Booking.com imposes its own rules for online distribution across Europe
Brussels, 30 June 2015 – Last week Booking.com informed its hotel partners across Europe via e-mail that it would maintain rate and conditions parity with respect to the hotel websites, despite having already received a clear warning in Germany that parity clauses are anticompetitive and despite the recent developments in France setting the basis for a complete ban of price parity clauses by law. The new terms of Booking.com come into force on 1 July 2015 unless the hotel opposes to them.
As expressed by the European hotel industry at several previous occasions, this step of the rolling out of the conditions similar to as agreed with the French, Italian and Swedish competition authorities (and which are appealed at the court already) does not provide for a solution in restoring the entrepreneurial freedom of hoteliers of setting prices and conditions freely. With the current move, Booking.com rather (mis)uses its market power to set the conditions on the market and to hold back or at least to put an additional hurdle to competition authorities across Europe to exercise an in-depth investigation of parity clauses applied.
Moreover, the new conditions, as sent to hoteliers in Europe, differ from those commitments accepted by the 3 competition authorities (being still subject to appeals), as these conditions do not explicitly cover ‘Availability parity’ as in the ‘formal’ commitments.
To the authorities of these three countries, Booking.com has committed itself "to not enter into or enforce obligations that require accommodations to offer the same or a greater number of rooms, of any type, on Booking.com as those offered on any other OTA, or as is reserved for the accommodation itself.” (paragraph 2.1).
However, in the new terms and conditions Booking.com sets forth: „Accommodation agrees to give at all times (subject to availability) some availability for all rooms and room types and is encouraged to provide Booking.com with fair access to all rooms and room types (including various applicable policies and restrictions) and rates available during the term of the Agreement (during periods of low and high demand (including during fairs, congresses and special events)).”

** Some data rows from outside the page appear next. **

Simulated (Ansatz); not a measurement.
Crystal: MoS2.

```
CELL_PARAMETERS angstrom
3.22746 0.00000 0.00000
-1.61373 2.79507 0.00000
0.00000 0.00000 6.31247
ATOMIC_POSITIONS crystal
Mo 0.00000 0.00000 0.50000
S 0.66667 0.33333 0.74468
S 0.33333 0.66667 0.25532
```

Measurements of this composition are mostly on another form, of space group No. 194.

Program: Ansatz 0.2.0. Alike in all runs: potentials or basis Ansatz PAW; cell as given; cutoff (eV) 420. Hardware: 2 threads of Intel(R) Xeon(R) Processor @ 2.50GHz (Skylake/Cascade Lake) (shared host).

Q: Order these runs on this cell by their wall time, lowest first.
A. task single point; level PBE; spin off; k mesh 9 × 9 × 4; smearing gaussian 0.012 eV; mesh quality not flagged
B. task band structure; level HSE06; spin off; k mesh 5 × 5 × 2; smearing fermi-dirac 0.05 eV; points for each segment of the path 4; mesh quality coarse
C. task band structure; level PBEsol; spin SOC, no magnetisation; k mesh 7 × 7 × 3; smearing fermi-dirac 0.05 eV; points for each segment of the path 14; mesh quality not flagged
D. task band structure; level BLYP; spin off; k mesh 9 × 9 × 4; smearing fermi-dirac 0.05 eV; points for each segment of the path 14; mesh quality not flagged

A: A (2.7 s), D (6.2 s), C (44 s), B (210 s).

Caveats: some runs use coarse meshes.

Furthermore, the new clauses also do not refer to the equivalent measures as agreed with the 3 competition authorities.
"It is not to one and only internet giant to impose its own rules to the market, which are already being considered anti-competitive at least in one European country. The European hotel industry hopes that, similarly to Germany, most countries’ authorities would still exercise in-depth investigations into the anti-competitive nature of any type of parity clauses applied in contracts between hotels and OTAs, as these new conditions are still regarded anti-competitive by the European hotel industry as well” commented the new situation Christian de Barrin, CEO of HOTREC.
In today’s meeting the distribution experts of the HOTREC National Associations agreed to continue their work towards restoring the possibility for hoteliers to provide directly the rates and conditions to their clients as they would like to, be it on 20th century (offline) or 21st century (online) channels.
What is HOTREC?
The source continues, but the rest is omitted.